ALL JOY AND NO FUN by Jennifer Senior


Vacation read #3 was All Joy And No Fun: The Paradox of Modern Parenthood, by Jennifer Senior. I rarely read non-fiction, but I saw this book at the library the day before we left on vacation and I grabbed it.

It is fitting that I am trying to write this blog post after a long day of being with the kids. It is now 12:07AM and our daughters are still awake (we’re on vacation). I feel physically and emotionally depleted, and if I weren’t getting in a car in the morning for 12 hours to head home and then dealing with re-entry and back-to-school prep on Sunday, I’d probably just wait to write this post. But I want to get it done before we get home, while the book is still fresh in my mind.

Basically, Senior has endeavored to explain why the hell we parents are so tired and stressed. There are good reasons for our anxiety, whether we have toddlers, elementary school kids, or teens. The challenges of raising each of these age groups are different, of course. For example, when our kids are little, we crave time when we are physically apart from them, and when they are older, we feel hurt when they reject us and don’t want to be with us. Younger kids are over-scheduled, while older kids constantly vacillate between wanting their independence and being totally helpless.
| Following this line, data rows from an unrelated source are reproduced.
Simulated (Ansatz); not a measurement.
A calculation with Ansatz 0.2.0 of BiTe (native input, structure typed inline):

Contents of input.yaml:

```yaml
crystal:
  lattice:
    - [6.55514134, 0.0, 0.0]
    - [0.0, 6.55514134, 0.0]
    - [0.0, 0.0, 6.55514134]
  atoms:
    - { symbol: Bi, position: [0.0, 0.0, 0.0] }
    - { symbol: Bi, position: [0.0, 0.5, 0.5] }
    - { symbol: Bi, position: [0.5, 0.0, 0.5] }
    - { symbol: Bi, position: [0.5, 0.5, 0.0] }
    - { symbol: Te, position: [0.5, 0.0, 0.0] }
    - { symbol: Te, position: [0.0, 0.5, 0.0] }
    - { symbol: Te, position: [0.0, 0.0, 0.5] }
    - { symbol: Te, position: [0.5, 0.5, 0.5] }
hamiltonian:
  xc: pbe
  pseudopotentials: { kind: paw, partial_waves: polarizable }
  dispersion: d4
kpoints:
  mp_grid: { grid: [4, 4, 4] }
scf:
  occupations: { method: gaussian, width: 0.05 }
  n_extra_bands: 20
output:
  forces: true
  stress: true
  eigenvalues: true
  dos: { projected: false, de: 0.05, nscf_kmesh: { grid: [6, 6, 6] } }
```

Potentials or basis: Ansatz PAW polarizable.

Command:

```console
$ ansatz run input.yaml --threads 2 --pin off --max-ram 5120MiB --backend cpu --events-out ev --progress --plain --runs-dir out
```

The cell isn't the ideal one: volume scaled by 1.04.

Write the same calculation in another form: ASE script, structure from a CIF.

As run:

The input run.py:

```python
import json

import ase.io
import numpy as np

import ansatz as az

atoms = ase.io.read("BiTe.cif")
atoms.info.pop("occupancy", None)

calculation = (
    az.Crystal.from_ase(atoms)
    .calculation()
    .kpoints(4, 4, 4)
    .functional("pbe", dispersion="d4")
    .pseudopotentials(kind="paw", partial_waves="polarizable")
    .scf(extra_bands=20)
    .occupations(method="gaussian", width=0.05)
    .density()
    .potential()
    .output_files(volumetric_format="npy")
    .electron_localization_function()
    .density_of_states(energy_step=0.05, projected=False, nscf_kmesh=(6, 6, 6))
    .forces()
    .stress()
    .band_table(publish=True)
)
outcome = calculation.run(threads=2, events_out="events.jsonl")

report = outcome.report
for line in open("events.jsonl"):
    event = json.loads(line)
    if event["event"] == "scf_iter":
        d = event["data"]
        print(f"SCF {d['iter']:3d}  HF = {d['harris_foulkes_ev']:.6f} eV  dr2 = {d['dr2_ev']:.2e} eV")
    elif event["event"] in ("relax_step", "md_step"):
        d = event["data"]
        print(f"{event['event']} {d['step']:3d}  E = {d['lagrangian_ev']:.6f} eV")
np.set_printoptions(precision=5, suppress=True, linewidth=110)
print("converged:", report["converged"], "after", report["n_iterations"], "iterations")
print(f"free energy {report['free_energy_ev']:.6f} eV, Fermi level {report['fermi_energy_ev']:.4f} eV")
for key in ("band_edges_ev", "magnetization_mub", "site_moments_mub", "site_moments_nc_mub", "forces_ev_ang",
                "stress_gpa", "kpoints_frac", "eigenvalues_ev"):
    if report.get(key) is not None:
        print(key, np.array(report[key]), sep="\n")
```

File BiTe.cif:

To research All Joy And No Fun, Senior interviewed couples, single moms, grandparents raising grandchildren, working moms, SAHMs, and SAHDs to get at the heart of why parenting can be both such a slog and the most rewarding thing we’ve ever done in our lives. She also explores the effect children have on marriage, on friendship, on work, and on self-esteem. I read this book with interest and felt reinforced by many of Senior’s conclusions. One of my friends on FB posted about this book a few months ago, calling it required reading for parents and suggesting that we have our parents read it too, so that they can understand why we’re all going crazy. I agree.

There’s also a lot in here about how “flexible” schedules and technology have made it hard to contain work to work hours and parenting to parenting hours.

Here are a few quotes that I thought were particularly insightful:

  • “The portability and accessibility of our work has created the impression that we should always be available. It’s as if we’re all leading lives of anti-flow, of chronic interruptions and ceaseless multitasking.” (YES!)
  • “A wired home lulls us into the belief that maintaining our old work habits while caring for our children is still possible.” (True!)
  • “The result, almost no matter where you cut this deck, is guilt. Guilt over neglecting the children. Guilt over neglecting work. Working parents feel plenty of guilt as it is. But in the wired age, parents are able to feel that guilt all the time. There’s always something they are neglecting.” (Amen!)
  • “Today’s parents are starting families at a time when their social networks in the real world appear to be shrinking and their communities ties, stretching thin.” (Yep!)
  • “All it takes for a couple to start fighting, really, is for them to go out to dinner with another couple whose domestic division of labor is slightly different from their own.” (Eek!)
  • “Our expectations of parents seem to have increased as our attitudes toward women in the workplace have liberalized.” (Makes sense!)
  • “Homework has replaced the family dinner.” (Oh my god, yes!)
  • “One wonders if actual family dinners might happen a bit more frequently if they hadn’t been supplanted by study halls at the dining room table, and if that time wouldn’t be more restorative and better spent – the stuff of customs and stories and affectionate memories, the stuff that binds.” (Um, what’s that?)
  • “Parents of adolescents have to learn, by stages, to give up the physical control and comfort that was once theirs. In the end, they are left only with words.” (UGH!)
  • “When parents spend forever trying to get their kids to stop playing video games and come down to dinner, they’re trying to impose artificial boundaries in time where no natural ones exist.” (Pretty much true!)

I can’t say that I walked away from All Joy And No Fun with The Answer to the challenge of how to parent successfully in this intense, connected, 24/7 world, but I did find it quite interesting and got a lot of perspective from it. If you liked the quotes I listed above, you’ll probably like this book too. If you can find the time to squeeze it in.